This book is probably more appropriate for academic research than for a casual reading, but I am finding it informative in several respects. Because it consists of Lawrence's actual letters, one gets a more visceral sense of the progress of his life than one would elsewhere. It also provides a fine-grained picture of how his literary career developed and the individual interactions that accompanied it. One sees how the tone and style of his letters changed according to the recipient. The letters to his old friends read more spontaneously than those to literary insiders and aristocratic acquaintances, and he is probably adjusting his presentation according to the requirements of each relationship.
Lawrence's output of high quality writing is impressive compared to that of more recent writers. He began to produce fiction under his own name in 1908, and his first novel was published in 1911, followed by a second novel in 1912. Sons and Lovers, the third, was published in 1913, a short story collection in 1914 and The Rainbow appeared in 1915. What is striking to me is how intimate the artistic circles were in England at the time. When an author received some attention, virtually everyone in the literary community became familiar with them and they were soon socializing. A brief chronology: he was an unknown writer who left his teaching position in 1912 due to poor health; by 1913 he was corresponding with Lady Cynthia Asquith; by 1914 he was corresponding with Amy Lowell (an American poet); in 1915 he was friends with E.M. Forster and corresponding with Lady Ottoline Morrell and Bertrand Russell.

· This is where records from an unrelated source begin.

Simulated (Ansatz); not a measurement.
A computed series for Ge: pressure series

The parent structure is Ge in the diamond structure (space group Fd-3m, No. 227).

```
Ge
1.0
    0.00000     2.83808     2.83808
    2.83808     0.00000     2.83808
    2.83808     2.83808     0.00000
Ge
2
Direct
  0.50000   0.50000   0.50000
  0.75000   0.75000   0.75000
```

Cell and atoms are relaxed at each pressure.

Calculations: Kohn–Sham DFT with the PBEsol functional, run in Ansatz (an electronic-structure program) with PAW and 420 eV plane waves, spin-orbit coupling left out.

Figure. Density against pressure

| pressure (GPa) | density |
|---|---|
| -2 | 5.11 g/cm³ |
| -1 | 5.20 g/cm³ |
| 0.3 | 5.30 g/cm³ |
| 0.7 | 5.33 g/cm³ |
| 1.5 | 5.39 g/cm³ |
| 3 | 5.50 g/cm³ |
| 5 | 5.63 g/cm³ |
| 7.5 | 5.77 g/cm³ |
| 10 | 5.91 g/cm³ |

Besides the relative frankness about sexuality in his novels, Lawrence probably appealed to the literary elite in England because of his relationship with Frieda, who came from an aristocratic German family. She divorced her husband in Nottingham and gave up her three children in order to marry Lawrence, and, especially by English standards, they lived a bohemian lifestyle. They never had much money to spare and moved often to cheaper parts of Europe in order to extend his small income.
In his better letters, as in his better novels, Lawrence comes across less as a thinker than as an artist who is committed to his somewhat utopian vision of the world. He expresses some of this in a letter to E.M. Forster in 1915:
In my Island, I wanted people to come without class or money, sacrificing nothing, but each coming with all his desires, yet knowing that his life is but a tiny section of a Whole: so that he shall fulfil his life in relation to the Whole. I wanted a real community, not built out of abstinence or equality, but of many fulfilled individualities seeking greater fulfilment.
But, I can't find anybody. Each man is so bent on his own private fulfilment – either he wants love of a woman, and can't get it complete, or he wants to influence his fellow men (for their good, of course), or he wants to satisfy his own soul with regard to his position in eternity. And they make me tired, these friends of mine. They seem so childish and greedy, always the immediate desire, always the particular outlook, no conception of the whole horizon wheeling round....
I do feel every man must have the devil of a struggle before he can have stuffed himself full enough to satisfy all his immediate needs, and can give up, cease, and withdraw himself, yield himself up to his metamorphosis, his crucifixion, and so come to his new issuing, his wings, his resurrection, his whole flesh shining like a mote in sunshine, fulfilled and now taking part in the fulfilment of the Whole.
So I feel frightfully like weeping in a corner – not over myself – but perhaps my own resurrection is too new, one must feel if the scars are not there, and wince – and one must see the other people all writhing and struggling and unable to give up.
This tortured reasoning pervades Lawrence's early works, and I had similar thoughts when I was that age – 29 – though by then my expectations of others were already becoming quite low. There is something of the visionary in him, which adds to his appeal. Lawrence's struggle is of a type that one rarely encounters in the U.S., or perhaps anywhere.
I am going to attempt to move more quickly through this book, because I have a couple more lined up and don't want to dwell on this one forever.